Hearken.com: Public engagement and journalism
Hearken.com really, REALLY embraces viewer feedback when it comes to producing the news. What a concept! Or is it?
Back in the day when I was reporting, anchoring and producing the news on a daily basis, the heat was always on! The nightly news aired at 6pm and there was never enough time, it seemed, to get everything done. But one thing was for sure, we tried to report on things that happened every day: Hopefully giving our viewers a close look at the community in which they lived.
That was an assumption on the part of the news department because who had time to pull the local community into the news loop and ask for their feedback? So imagine my surprise when I discovered a new [still in Beta] news platform that practically puts the audience in the driver’s seat for generating news content?
Content is king
This is certainly a novel approach to producing the news. According to Hearken.com, the typical approach to generating story ideas is something akin to this:
In the so called standard approach to generating content the feedback stage comes long after the publish/airdate stage. But Hearken maneuvers that stage to coincide with going live. Hearken invites the public into the new process: The audience fills the pitch-pipeline with story ideas in the form of questions, votes on their favorites and provides feedback when choosing what stories to assign.

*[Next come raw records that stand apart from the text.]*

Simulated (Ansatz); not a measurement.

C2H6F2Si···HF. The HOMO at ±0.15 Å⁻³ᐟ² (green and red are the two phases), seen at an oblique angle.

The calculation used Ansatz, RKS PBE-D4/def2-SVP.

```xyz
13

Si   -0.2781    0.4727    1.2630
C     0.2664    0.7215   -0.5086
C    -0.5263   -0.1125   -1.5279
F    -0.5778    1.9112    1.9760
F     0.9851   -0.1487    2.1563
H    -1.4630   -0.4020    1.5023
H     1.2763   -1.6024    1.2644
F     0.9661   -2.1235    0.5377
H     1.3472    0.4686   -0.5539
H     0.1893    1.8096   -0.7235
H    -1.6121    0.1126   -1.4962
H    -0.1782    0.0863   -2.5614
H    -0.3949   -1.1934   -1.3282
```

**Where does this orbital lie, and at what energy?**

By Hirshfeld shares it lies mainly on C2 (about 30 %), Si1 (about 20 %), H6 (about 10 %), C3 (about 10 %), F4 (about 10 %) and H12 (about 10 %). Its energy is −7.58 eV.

Conversely, when members of the audience express interest in a question, they’ll receive updates when that story is being reported on and is completed.
At the expense of playing Devil’s Advocate, I have to wonder what newsroom has the time to allocate to this process when there’s a deadline looming? I suppose in terms of generic/evergreen content this is tool that can broaden the scope of coverage of a specific topic. But I’m not entirely convinced that Hearken is effective as anything more than a novelty.
Vote for what’s right
Hearken uses what they refer to as an embedded voting module, which gives the audience the ability to vote on their favorite story ideas, which theoretically gives the newsroom and reporters valuable insights into validated audience desires, as well as the chance to challenge assumptions about what’s a worthwhile story.
Plus and minus
I suppose one thing that Heaken provides is a source of tangible soundbites via the public interaction. This is always a good thing, but if the source is not a subject matter expert and just a generic face and opinion I again have to wonder who much mileage such a tool actually provides. By its own accord, Hearken hopes to create deeper relationships with its audience and by doing so more interest in the content they’ve helped the news team create.
In an age where social media creates feedback that is instantaneous, is there room for a news platform such as Hearken?